All-Time Albums: #91

DM_Songs_Of_Faith_And_Devotion

DEPECHE MODE Songs Of Faith And Devotion
(1993)

I Feel You 4:35 (UK single, #8)
Walking In My Shoes 5:35 (UK single, #14)
Condemnation 3:19 (UK single, #9)
Mercy In You 4:17
Judas 5:13
In Your Room 6:24 (UK single, #8)
Get Right With Me 3:52
Rush 4:36
One Caress 3:30
Higher Love 5:56

 

In so many ways, Depeche Mode are my ultimate group. Their singles output between 1983 and 1998 put them streets ahead of anyone else, certainly when it came to my personal charts (22 #1s, and another 4 making #2). Surely they’d be a given for the upper reaches of my All-Time Album list? Well…um….it’s not always that simple.

A Depeche Mode album could be a frustrating affair, sometimes (no pun intended) blighted by Martin Leslie Gore’s need to express himself honestly for approximately a third of the LP, usually in the form of a soul-baring ballad or an awkward paean to corruptible young girls in leather boots or black dresses. Or both. In 1983, it was new and diverting, but by 1988 we’d all had enough of that, thanksverymuch.

In the early 90s, once U2 had upped their own game with Achtung Baby and upped the ante in general for any alternative band wishing for world domination and/or credibility, Depeche Mode’s answer was this extremely intense, wayward, indulgent and magnificent opus. It was their first UK #1 album, although in true DM style it didn’t stay on the Top 75 for more than a couple of months plus spare change.

Yes, there are more enjoyable Depeche Mode albums (Some Great Reward, Music For The Masses), and in ’83 the Construction Time Again set was as much of a drastic gear-shift compared to its predecessor as Songs Of Faith And Devotion was to Violator, although more in image and the extremities they pushed the sound rather than a total reinvention.

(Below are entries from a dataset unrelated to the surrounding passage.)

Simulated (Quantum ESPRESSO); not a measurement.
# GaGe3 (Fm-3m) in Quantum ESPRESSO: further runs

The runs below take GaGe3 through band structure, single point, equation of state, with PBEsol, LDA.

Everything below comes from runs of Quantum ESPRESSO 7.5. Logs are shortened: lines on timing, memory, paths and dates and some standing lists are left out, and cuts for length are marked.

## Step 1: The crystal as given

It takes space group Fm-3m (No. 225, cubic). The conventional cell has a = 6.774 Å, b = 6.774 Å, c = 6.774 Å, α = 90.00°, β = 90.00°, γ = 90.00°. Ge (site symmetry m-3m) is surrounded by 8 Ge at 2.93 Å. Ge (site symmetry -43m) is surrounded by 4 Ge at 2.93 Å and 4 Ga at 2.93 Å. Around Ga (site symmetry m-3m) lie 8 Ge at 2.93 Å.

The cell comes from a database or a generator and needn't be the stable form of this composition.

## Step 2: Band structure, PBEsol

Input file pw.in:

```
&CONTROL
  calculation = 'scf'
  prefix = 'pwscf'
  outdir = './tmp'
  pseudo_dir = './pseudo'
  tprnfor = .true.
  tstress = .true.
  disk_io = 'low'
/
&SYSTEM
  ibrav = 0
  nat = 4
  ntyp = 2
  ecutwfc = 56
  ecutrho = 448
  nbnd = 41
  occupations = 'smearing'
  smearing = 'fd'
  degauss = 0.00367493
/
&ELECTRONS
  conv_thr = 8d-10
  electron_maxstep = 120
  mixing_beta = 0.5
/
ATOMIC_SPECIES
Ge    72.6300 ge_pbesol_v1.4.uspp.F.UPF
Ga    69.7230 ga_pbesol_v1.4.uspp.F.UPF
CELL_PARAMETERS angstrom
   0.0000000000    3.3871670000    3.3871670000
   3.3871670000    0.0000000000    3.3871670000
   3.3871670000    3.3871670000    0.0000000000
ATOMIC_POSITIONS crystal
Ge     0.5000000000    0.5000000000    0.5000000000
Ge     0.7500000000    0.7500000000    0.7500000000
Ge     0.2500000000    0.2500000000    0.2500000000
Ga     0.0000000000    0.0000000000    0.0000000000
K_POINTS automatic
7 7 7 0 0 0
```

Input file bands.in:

The era kicked off with a blast of feedback, a guitar from the depths of hell, and – if you were watching the lead single’s video – the (then) extraordinary sight of Dave Gahan replete with Jesus hair and beard. In 1993, this chimed perfectly with the age, and with my own sensibilities. As much as I loved my ’80s music, the first couple of years of the ’90s saw me immersing myself in music which sounded nothing like that decade. It helped that a lot of ’80s acts were “doing a U2” and getting down ‘n’ dirty, grunging up their sound as much as possible. Twenty years later, a lot of it sounds an overwrought mess, but I Feel You, Walking In My Shoes and especially Higher Love hit the spot.

Sadly, this would also be the last decent Depeche Mode album.